Air Force team makes it to the top of the world
By WYATT OLSON | STARS AND STRIPES Published: May 28, 2013
YOKOTA AIR BASE, Japan — A team of U.S. airmen recently reached 29,000 feet — with their feet still on the ground.
The summit of Mount Everest was the final peak to conquer for the Seven Summits Challenge, the goal of which was to have a group of airmen climb the highest mountains on every continent.
Four of the six-man team reached the peak, with two turning back during the final ascent because of illness and potential frostbite.
“I don’t think I could have made this climb if it wasn’t for being part of this team,” said Maj. Rob Marshall, the team leader, just after he and his fellow climbers gorged themselves on breakfast upon returning to Kathmandu, Nepal, from the base camp this weekend. “If I’d been by myself, I probably would have lost my mind or just had a miserable time.”
A test pilot stationed in Amarillo, Texas, Marshall said the team had jokingly dubbed the climb “Misery Fest.”
“We spent about 50 days in the mountains,” the 34-year-old major said. “After 20, 25 days or so, it really starts to wear on you mentally. We all agreed that climbing Mount Everest wasn’t necessarily a technical climb, but it was more of a mental climb.”
Monotony was among the greatest challenges.
“We had a lot of potatoes, rice, noodles,” said Staff Sgt. Nick Gibson, a reservist with the 920th Rescue Wing at Patrick Air Force Base in Florida.
“I think a lot of us are starched out at this point,” he joked.
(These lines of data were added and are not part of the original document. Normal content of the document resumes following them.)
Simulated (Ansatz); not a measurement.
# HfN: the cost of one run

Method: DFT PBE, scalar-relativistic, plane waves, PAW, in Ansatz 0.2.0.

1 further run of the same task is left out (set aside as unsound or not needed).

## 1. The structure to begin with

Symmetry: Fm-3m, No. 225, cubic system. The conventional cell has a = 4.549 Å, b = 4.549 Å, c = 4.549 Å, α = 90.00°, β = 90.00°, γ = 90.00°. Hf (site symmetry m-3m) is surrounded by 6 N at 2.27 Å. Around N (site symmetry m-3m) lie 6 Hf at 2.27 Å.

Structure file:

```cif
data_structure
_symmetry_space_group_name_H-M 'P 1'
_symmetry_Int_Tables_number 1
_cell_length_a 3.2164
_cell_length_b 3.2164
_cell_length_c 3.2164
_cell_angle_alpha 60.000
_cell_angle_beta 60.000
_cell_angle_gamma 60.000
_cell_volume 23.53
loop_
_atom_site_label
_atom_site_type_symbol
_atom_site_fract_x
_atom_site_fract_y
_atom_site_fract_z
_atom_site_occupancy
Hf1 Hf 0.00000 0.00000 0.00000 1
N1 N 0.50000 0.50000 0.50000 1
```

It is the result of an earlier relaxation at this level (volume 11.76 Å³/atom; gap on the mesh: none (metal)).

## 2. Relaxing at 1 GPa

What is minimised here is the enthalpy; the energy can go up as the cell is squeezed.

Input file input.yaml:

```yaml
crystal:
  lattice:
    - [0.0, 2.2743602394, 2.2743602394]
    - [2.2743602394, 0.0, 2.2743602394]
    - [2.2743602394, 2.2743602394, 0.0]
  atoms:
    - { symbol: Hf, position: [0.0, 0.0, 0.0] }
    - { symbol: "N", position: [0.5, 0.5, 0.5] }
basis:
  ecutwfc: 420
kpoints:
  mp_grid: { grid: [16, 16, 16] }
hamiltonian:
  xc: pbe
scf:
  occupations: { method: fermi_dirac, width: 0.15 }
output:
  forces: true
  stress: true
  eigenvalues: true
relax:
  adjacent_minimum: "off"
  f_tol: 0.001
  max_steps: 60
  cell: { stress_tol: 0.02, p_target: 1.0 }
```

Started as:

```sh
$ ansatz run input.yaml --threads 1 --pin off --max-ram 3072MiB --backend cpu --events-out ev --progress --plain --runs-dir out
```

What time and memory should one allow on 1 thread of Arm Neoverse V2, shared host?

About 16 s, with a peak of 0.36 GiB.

“Often you’re just waiting,” Marshall said. “But there was a schedule to stick to in order to stay healthy, so you don’t overdo it.”
That’s something all Himalayan climbers face on a mountain where fickle conditions have contributed more than 200 deaths.
“There’s a very small window when you can climb Everest, just because of the way the patterns work,” explained Capt. Drew Ackles, a helicopter instructor pilot at Fort Rucker, Ala., and one of the four climbers who reached the summit.
“You have to wait for the winds to calm down, for the jet stream to move so that you can be up high on the mountain or else you’ll just get blown off of it. At 29,000 feet, winds are regularly going over 100 mph.
“Then after that jet stream moves, now you have to be concerned about the monsoon moving in, which can bring in an enormous amount of snow. You can’t move on the mountain if you’re getting four feet of snow a day. So you have this very small window that might only be a day or two days or two weeks.”
Meanwhile, the climbers went through the slow process of acclimating themselves to the thin air. They would hike to the next-highest base camp by day, then return to the lower altitude to sleep, sometimes resting for a day or two.
The Air Force team gained a reputation among the dozens of other climbing teams ascending Everest for its collaboration and camaraderie, said Capt. Colin Merrin, a GPS operations mission commander at Schriever Air Force Base in Colorado.
That esprit de corps “got us through those days when you’re dragging and questioning why we’re here so long and sleeping on snow and rock for 30 days,” said Capt. Marshall Klitzke, a 30-year-old instructor pilot at the Air Force Academy.
Marshall and Mark Uberuaga, a fellow Air Force pilot who was not on this climb, launched the Seven Summits Challenge in 2005 after several pilots died in a crash in Iraq on Memorial Day that year. One of the pilots had become a diehard mountaineer while attending the Air Force Academy in Colorado Springs.
The ascent of the highest mountains in each continent was intended to boost morale among airmen and raise money for military-related charities. The challenge has no official support from the Air Force or the Department of Defense.
Marshall said the intent had never been for the same airmen to scale all seven mountains, which have included Mount Elbrus in Russia, Mount Aconcagua in Argentina, Mount Kilimanjaro in Tanzania, Mount McKinley in Alaska, Mount Vinson in Antarctica and Mount Kosciuszko in Australia.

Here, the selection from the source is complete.